There are a number of ways you might be able to cut your childcare costs. Read on to find out more about the options available to parents.


The main ways to cut costs are through childcare vouchers from your employer, child tax credits if you're eligible, or a nanny share. Children over three years old are also eligible for some free childcare.

Childcare vouchers

Childcare vouchers are a way of paying for your childcare directly from your gross salary (before tax and National Insurance are deducted). You can get childcare vouchers through your employer. 

Your company may offer its own voucher scheme, or it may offer vouchers through a childcare voucher provider such as Kiddivouchers, Employersforchildcare, Edenred or Computershare Voucher Services. You can then use these vouchers to pay your nursery, nanny or childminder. 

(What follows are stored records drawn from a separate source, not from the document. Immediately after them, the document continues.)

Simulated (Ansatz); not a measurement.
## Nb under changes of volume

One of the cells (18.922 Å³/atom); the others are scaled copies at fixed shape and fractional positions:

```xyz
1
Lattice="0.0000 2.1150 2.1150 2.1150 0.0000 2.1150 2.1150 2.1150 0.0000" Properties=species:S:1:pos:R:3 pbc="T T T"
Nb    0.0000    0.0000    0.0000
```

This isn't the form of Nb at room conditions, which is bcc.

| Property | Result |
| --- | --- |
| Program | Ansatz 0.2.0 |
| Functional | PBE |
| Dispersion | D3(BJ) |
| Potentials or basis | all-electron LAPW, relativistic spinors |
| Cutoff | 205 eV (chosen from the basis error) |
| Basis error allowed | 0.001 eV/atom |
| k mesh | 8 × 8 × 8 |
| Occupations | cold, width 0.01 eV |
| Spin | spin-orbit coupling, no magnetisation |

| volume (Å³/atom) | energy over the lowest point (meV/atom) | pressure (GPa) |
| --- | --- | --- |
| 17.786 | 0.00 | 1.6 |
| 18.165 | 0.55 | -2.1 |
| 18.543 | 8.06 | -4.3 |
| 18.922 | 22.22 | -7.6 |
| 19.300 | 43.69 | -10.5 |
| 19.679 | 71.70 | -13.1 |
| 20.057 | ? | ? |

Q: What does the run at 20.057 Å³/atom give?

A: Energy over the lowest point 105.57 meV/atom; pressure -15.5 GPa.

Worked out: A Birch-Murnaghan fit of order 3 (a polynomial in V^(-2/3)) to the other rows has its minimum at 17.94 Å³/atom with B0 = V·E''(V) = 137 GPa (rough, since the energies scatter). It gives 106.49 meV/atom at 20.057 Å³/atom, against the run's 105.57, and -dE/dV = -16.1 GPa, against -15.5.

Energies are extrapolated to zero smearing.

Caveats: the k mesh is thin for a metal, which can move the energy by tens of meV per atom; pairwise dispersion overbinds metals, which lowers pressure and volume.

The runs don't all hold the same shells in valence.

Your employer must choose to opt in to the childcare voucher scheme for you to receive them. This is optional - employers have no obligation to provide a childcare voucher scheme for their employees. 

If you're self-employed, you're excluded from the scheme. If you get help with childcare costs through the childcare element of working tax credit, claiming childcare vouchers could reduce the tax credit support you get, so check this before applying for them. 

Not all childcare providers accept childcare vouchers, especially after-school or holiday childcare providers.

If you want to use childcare vouchers to help pay for a nanny, you have to employ one who's registered with the relevant body.

The government plans to introduce updates to childcare vouchers in early 2017. Visit our guide to childcare vouchers to find out more about the scheme and how it works.

Childcare tax credits

Childcare tax credits are available to working parents who pay towards childcare costs and qualify for working tax credit, so have an income below a certain level.

To be eligible, a single parent must work more than 16 hours a week, or parents in a couple must both work 16 hours a week or more. There are some exceptions, however.

See our guide on childcare vouchers versus childcare tax credit to help you decide which one suits you best.

Free childcare

Three and four-year-olds can get 15 hours of free childcare and early learning for 38 weeks of the year in England, and 10 hours a week in Wales. In Scotland, three and four-year-olds are eligible for 600 hours of free childcare a year. This free provision is also extended to two-year-olds in disadvantaged circumstances. Find out more details in our guide to free childcare

Nanny share

If you choose a nanny as your main form of childcare, it could be worth considering a nanny share to cut costs.

This works by sharing a nanny with another family in your local area. Websites such as www.nannyshare.co.uk allow you to input your postcode and find other families in your area who are interested in nanny sharing.

Childcare agencies in your local area may also be able to help you find a nanny share.